A new study led by Southwest Research Institute (SwRI) Planetary Scientist and Associate Vice President Dr. Alan Stern posits that the large, approximately 5-kilometer-long mounds that dominate the appearance of the larger lobe of the pristine Kuiper Belt object Arrokoth are similar enough to suggest a common origin. The SwRI study suggests that these "building blocks" could guide further work on planetesimal formational models. Stern presented these findings this week at the American Astronomical Society's 55th Annual Division for Planetary Sciences (DPS) meeting in San Antonio. These results are now also published in the peer-reviewed Planetary Science Journal.
NASA's New Horizons spacecraft made a close flyby of Arrokoth in 2019. From those data, Stern and his coauthors identified 12 mounds on Arrokoth's larger lobe, Wenu, which are almost the same shape, size, color and reflectivity. They also tentatively identified three more mounds on the object's smaller lobe, Weeyo.
"It's amazing to see this object so well preserved that its shape directly reveals these details of its assembly from a set of building blocks all very similar to one another," said Lowell Observatory's Dr. Will Grundy, co-investigator of the New Horizons mission. "Arrokoth almost looks like a raspberry, made of little sub-units."
Arrokoth's geology supports the streaming instability model of planetesimal formation where collision speeds of just a few miles per hour allowed objects to gently accumulate to build Arrokoth in a local area of the solar nebula undergoing gravitational collapse.

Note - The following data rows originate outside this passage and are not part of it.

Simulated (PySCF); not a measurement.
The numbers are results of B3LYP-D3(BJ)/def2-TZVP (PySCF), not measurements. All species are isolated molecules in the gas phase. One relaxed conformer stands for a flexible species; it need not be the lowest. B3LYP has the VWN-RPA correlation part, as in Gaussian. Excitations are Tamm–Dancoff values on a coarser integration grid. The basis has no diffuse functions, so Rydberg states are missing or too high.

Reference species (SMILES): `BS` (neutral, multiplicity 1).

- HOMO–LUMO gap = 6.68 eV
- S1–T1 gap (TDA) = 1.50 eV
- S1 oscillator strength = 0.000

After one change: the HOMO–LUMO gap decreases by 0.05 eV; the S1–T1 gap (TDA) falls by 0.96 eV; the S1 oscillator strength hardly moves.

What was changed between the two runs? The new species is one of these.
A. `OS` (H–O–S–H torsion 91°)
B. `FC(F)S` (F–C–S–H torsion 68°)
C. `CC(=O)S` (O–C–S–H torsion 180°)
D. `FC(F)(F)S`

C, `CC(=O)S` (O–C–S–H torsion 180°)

"Similarities including in sizes and other properties of Arrokoth's mound structures suggest new insights into its formation," Stern, the Principal Investigator of the New Horizons mission, said. "If the mounds are indeed representative of the building blocks of ancient planetesimals like Arrokoth, then planetesimal formation models will need to explain the preferred size for these building blocks."
There is a good chance that some of the flyby targets for NASA's Lucy mission to Jupiter's Trojan asteroids and ESA's comet interceptor will be other pristine planetesimals, which could contribute to the understanding of accretion of planetesimals elsewhere in the ancient solar system and whether they differ from processes New Horizons found in the Kuiper Belt.
"It will be important to search for mound-like structures on the planetesimals these missions observe to see how common this phenomenon is, as a further guide to planetesimal formation theories," Stern said.
The Johns Hopkins University Applied Physics Laboratory in Laurel, Maryland, designed, built and operates the New Horizons spacecraft, and manages the mission for NASA's Science Mission Directorate. Southwest Research Institute, based in San Antonio, directs the mission via Principal Investigator Stern, who leads the science team, payload operations and encounter science planning. New Horizons is part of the New Frontiers Program managed by NASA's Marshall Space Flight Center in Huntsville, Alabama.